'Address medium-term issues to sustain financial market rally'
Washington: Despite improvement in global financial stability in the past six months, an IMF study has warned that if progress on addressing medium-term challenges falters, rally in financial markets may prove unsustainable.
"Global financial stability has improved since the October 2012 report", said the latest Global Financial Stability Report (GFSR) of the International Monetary Fund released today.
"Policy actions have eased monetary and financial conditions and reduced tail risks, leading to a sharp increase in risk appetite and a rally in asset prices," said the report released at the IMF headquarters here.
"But if progress on addressing medium-term challenges falters, the rally in financial markets may prove unsustainable, risks could reappear, and the global financial crisis could morph into a more chronic phase," it said.
The GFSR concludes that improved financial markets and gains in financial stability will not be sustained?-and new risks are likely to emerge?-unless policymakers address key underlying vulnerabilities, Jose Vinals, IMF Financial Counsellor, told reporters here.
Vinals said in euro area, policymakers averted a financial cliff and in the United States, the worst fears of the fiscal cliff had been averted, while balance sheet repair and continued monetary easing have supported financial markets and the recovery.

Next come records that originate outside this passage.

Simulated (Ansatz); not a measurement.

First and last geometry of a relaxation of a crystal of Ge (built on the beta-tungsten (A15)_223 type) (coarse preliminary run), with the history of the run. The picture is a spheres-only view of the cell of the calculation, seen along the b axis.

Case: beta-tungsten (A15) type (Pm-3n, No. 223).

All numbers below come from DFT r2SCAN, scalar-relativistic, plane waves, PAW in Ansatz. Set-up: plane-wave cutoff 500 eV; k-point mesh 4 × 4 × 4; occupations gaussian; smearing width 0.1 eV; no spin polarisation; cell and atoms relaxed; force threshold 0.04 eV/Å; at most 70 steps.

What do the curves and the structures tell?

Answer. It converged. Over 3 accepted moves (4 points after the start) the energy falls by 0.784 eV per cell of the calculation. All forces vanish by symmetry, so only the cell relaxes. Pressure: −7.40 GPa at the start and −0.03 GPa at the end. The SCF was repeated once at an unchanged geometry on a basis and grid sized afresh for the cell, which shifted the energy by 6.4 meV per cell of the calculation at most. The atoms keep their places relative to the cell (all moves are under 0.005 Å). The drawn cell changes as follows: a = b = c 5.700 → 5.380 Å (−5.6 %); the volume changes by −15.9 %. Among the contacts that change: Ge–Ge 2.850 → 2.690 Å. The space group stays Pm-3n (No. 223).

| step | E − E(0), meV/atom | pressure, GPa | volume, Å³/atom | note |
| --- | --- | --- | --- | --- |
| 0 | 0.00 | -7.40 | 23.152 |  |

"In Japan, new policy initiatives have caught the imagination of global markets that Japan may finally leave its deflation valley," he added.
Vinals said the euro area still needs to be fixed.
"Despite the substantial improvements in market conditions, credit is not adequately flowing in the euro area periphery.
"The periphery corporate sector is also facing a sizeable debt overhang, which was built up before the crisis, he said.
"The GFSR identifies a weak tail of companies that need to reduce their debt over time", he added.
"The required debt reduction by these companies accounts for a fifth of the total debt of periphery corporates in our sample.
"This poses a challenge to their economies and financial stability," Vinals added.
In the United States, policymakers need to keep banks safe, he said, adding as far as non-banks are concerned, they must be vigilant and proactive by restraining too rapid increases in leverage and by encouraging prudent underwriting standards.
All this requires appropriate macroprudential policies, he noted.
"Emerging market economies must keep the guard up against deteriorating bank asset quality and disruptive short-term capital flows.
"At the same time, prudential policies should be deployed to ensure adequate buffers in the financial system and to prevent the excessive build-up of leverage and asset price bubbles," Vinals said.